Courtesy of the Globe and Mail. For the full story, click here.

Excerpt:

After consecutive months of “good news” job reports, few Canadians seem to be aware that special employment insurance stimulus measures announced under Canada’s Economic Action Plan will soon fall off a cliff – the same measures that are currently helping to bolster our troubled economy and keeping families’ heads above water.

The Harper government’s 2009 budget EI measures – which, among other adjustments, added five weeks of EI for all claimants – were only intended to be temporary. After Sept. 11, all new EI claims will be excluded from these extensions. Also terminating shortly after will be the highly successful pilot projects that boost benefits for eligible workers. Other measures such as EI Work Sharing and EI training benefits have already been curtailed.

Haunted by the spectre of a double dip recession, it would be a huge mistake to remove fiscal stimulus through EI benefits when we still need economic oxygen to support this fragile recovery.

Many workers are facing their second or third layoff since 2008. Statistics Canada has just reported that regular EI beneficiaries increased in May for the first time in eight months, to more than 680,000. That’s not reassuring.
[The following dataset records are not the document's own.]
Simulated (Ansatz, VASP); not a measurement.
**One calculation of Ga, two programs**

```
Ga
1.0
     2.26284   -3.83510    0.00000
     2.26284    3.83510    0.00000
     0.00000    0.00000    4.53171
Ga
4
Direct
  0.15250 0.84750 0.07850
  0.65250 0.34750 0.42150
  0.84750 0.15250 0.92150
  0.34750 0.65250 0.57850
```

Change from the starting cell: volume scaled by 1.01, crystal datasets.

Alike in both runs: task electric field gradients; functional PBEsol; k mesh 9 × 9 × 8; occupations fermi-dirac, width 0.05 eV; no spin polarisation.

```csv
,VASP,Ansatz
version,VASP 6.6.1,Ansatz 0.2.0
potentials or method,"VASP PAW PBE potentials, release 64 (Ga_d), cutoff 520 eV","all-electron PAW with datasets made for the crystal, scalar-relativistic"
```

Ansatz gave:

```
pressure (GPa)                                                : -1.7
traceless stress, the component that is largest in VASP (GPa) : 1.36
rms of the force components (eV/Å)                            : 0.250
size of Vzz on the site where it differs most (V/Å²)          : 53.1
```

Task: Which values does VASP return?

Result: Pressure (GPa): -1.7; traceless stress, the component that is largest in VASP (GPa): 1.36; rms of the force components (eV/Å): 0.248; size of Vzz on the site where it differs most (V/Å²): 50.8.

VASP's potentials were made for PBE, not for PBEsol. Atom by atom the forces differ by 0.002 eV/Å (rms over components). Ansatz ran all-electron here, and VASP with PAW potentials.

Also troubling is that Canada’s long-term unemployed has doubled as a percentage of the country’s total unemployed, prompting a recommendation from the Organization for Economic Co-operation and Development that temporary EI extensions “be maintained until the pool of long-term unemployed begins to drop significantly.” This is good advice to be heeded by a federal government that often appears too quick to consider the economic meltdown a thing of the past. Too many Canadian workers are still in survival mode, forced to rely on precarious, part-time and temp agency jobs.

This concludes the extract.